Thursday, January 23, 2025
Chapter 5

This very obedience, however, will be acceptable to God and agreeable to people only if compliance with what is commanded is not cringing or sluggish or half-hearted, but free from any grumbling or any reaction of unwillingness. For the obedience shown to an abbot or prioress is given to God, who has said: "Whoever listens to you, listens to me (Lk 10:16)." Furthermore, the disciples'obedience must be given gladly, for "God loves a cheerful giver (2 Cor 9:7)." If disciples obey grudgingly and grumble, not only aloud but also in their hearts, then, even though the order is carried out, their actions will not be accepted with favor by God, who sees that they are grumbling in their hearts. These disciples will have no reward for service of this kind; on the contrary, they will incur punishment for grumbling, unless they change for the better and make amends.

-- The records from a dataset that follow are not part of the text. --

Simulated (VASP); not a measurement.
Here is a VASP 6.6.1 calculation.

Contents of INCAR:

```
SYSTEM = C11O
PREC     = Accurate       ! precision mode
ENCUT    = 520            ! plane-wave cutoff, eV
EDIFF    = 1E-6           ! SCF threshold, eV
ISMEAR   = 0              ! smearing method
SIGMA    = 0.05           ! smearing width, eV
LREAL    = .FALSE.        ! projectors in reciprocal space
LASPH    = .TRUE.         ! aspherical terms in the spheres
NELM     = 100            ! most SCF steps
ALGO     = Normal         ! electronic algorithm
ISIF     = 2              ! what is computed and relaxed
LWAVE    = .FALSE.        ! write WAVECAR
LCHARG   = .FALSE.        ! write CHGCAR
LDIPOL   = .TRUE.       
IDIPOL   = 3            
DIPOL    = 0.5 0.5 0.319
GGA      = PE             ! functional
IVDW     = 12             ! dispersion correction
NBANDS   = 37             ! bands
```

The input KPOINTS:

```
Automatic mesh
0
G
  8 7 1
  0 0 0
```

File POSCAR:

If there is one determinant of monastic spirituality, this is surely it: You must want it. You must give yourself to it wholeheartedly. You must enter into it with hope and surety. You must not kick and kick and kick against the goad.

It is so easy to begin the spiritual life with a light heart and then, one day, drowning in the sea that is ourselves, refuse to go another step without having to be dragged. We ignore the teachings or demean the teachings. We ignore the prioress or criticize the abbot. We defy the teachers to teach.

We do what we are told, of course. We come to the meetings or keep the schedule or go through the motions of being part of the community or part of the family or part of the staff but there is no truth in us and we weigh the group down with our complainings. We become a living lamentation. We become a lump of spiritual cement around the neck of the group.

This, Benedict says, is not obedience. This is only compliance and compliance kills, both us and the community whose one heart is fractured by those who hold theirs back. Real obedience depends on wanting to listen to the voice of God in the human community, not wanting to be forced to do what we refuse to grow from.